Russia is initiating criminal prosecutions against over 50 politicians from the Czech Republic, Poland, Lithuania, Latvia, and Estonia for the removal of Soviet-era monuments.
Among those targeted are Prague 6 Mayor Jakub Stárek and predecessor Ondřej Kolář for removing a statue of Soviet Marshal Ivan Konev.
Mr. Kolář said he was “in good company and that the news had motivated him to continue his work”. He headed the district when a monument to Soviet commander Ivan Konev was taken down in 2020.
Russian law provides for up to five years in prison but Czech officials condemn the prosecutions as “unenforceable”.
Konev is regarded as a hero in Russia for retaking much of Eastern Europe from Nazi German forces during World War II. But many Czechs view him an enforcer of Soviet rule after the war.
He led the Soviet troops that entered Prague after it had been liberated from the Nazis by resistance forces.

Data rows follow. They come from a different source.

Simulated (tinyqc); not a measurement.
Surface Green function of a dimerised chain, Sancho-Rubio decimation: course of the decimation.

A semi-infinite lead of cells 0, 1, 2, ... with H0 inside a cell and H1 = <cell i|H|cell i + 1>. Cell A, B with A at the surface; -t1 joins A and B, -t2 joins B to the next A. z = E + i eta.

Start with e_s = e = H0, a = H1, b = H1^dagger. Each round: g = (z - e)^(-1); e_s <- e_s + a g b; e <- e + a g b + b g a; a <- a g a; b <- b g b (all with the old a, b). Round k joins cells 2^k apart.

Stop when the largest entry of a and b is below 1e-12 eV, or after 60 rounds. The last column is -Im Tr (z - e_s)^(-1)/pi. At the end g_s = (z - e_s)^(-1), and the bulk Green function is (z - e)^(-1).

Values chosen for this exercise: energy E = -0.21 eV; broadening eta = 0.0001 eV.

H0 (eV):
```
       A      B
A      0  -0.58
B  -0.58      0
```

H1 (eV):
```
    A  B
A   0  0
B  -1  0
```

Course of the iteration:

But he also commanded the troops that crushed the 1956 anti-Soviet uprising in Hungary and helped build the Berlin Wall. Some historians say Konev also participated in planning the 1968 Soviet-led invasion of Czechoslovakia.
President Vladimir Putin has accused Russia’s detractors of diminishing the Soviet war effort and its huge loss of life and said Moscow must defend itself from what he has called the rewriting of history.